The effectiveness of an educator or spiritual advisor mirrors the extent of his own self reflection and self-criticism. This “knowledge of self” brings depth and substance to his teaching and lends integrity to his advice. The educator who daily reviews the details of his life, and corrects his behavior accordingly, will acquire the wisdom and humility to penetrate directly into the heart of his students; and it is a key criterion of spiritual education that it touch the heart as well as the mind. From such a teacher, the student learns to translate theory into action.
A story will illustrate this point. The Rebbe Tzemach Tzedek, the 19th century Hassidic Master, would periodically travel through the villages of White Russia with a small band of his students. They would stay a few days in each town and the Rebbe would spend the entire time seeing people one by one–answering questions, counseling, and giving blessings in addition to his teachings. His visits were a time of excitement and rejoicing. But one afternoon the Tzemach Tzedek excused himself from his routine and retired to his quarters. His students assumed that he was taking a nap and expected that he would return in an hour or so.

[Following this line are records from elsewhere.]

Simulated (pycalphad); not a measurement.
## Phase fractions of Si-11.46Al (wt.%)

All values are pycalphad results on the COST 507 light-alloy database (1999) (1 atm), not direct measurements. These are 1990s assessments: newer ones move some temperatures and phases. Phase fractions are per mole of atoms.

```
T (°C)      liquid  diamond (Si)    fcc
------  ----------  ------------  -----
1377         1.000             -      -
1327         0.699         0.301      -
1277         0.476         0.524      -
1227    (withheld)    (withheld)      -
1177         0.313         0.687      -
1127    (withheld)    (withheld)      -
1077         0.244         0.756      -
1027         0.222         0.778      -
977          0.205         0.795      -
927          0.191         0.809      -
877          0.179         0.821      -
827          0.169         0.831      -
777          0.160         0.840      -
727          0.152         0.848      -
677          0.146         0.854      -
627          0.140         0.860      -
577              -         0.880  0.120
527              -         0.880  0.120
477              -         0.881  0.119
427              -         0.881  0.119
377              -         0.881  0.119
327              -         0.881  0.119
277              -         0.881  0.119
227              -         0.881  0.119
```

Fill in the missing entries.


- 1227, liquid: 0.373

But after a much longer time passed, they became concerned and two of them went to see if there was any problem. As they approached the door, they heard him crying and reciting Psalms. The two reported what they had seen to the other students as well as the people in the waiting room, and they all began to say Psalms in support of the Rebbe.
After a while, the two returned to the Rebbe’s room, and found him reciting the afternoon prayers. But they noticed that he was adding the special insertions that are normally recited during the Ten Days of Awe between Rosh HaShanah and Yom Kippur, the time when the Jewish people are particularly involved in repentance. Everyone was frightened, concerned, and curious.
Later that evening, in the synagogue, the Rebbe spoke on the power of tears, Torah, and Psalms to cleanse the soul of its impurities. He rested the entire next day and only returned to receiving visitors on the day following.
Not knowing what to make of any of this, the students finally asked the Tzemach Tzedek what had happened. A wave of sadness passed across the Rebbe’s face, but he regained his composure and explained:
“When a person comes to me seeking advice for his problems, I find that subtle point in myself that exactly mirrors the blemish of his soul, and from that place of my own repentance, I suggest a solution. On that day, a person came with a story, and I was very disturbed by his words. Furthermore, I couldn’t find the subtle point of identification within myself. This was frightening because it meant that the fault was present but hidden in the subconscious depths of my heart, in which case its influence was not under my control. For this reason I immediately began to pray to bring this flaw out from a state of hiddeness, into a state of conscious awareness, and thereby place it under my control.”
This story is a lesson for all of us. Everyone assumes the role of educator sometime in life–whether in relation to friends seeking advice, parenting, marriage, or career; and everyone is responsible for drawing the good out of each of those situations. Similarly, the Torah obligates us to speak up when we see someone, who should know better, acting in violation of God’s law. And here as well, the obligation is to be effective. It is not sufficient to simply inform others of their error, rather we must communicate in such a way that they will want to receive the information and alter their behavior accordingly. This ability to touch the hearts of others is only possible if we follow the example of the Tzemach Tzedek, and relate to every imperfection we see outside ourselves as a mirror of an identical flaw within us.
Practically, this means that a particular period of time each day must be put aside for personality inventory, where we reflect upon at least two things: first we should review our day, examining our thoughts and behavior with an eye toward improving them; secondly, wherever we finds ourselves critical of, or irritated by, someone else, we should reflect upon the fact that our very reaction actually provides us with information about ourselves. We identify this information by naming the fault we see in the other person, and then, for the moment, assuming that it applies to us as well, though perhaps on a subtler and more hidden level. Next–and this is the hard part–we should try to verify this premise with concrete examples from our own behavior. Then during the day, when we catch ourselves judging the other person, we should immediately remember our own failings in that area, find instances during that very day or week where we displayed the same negative trait (even if no one saw), and resolve to correct the problem.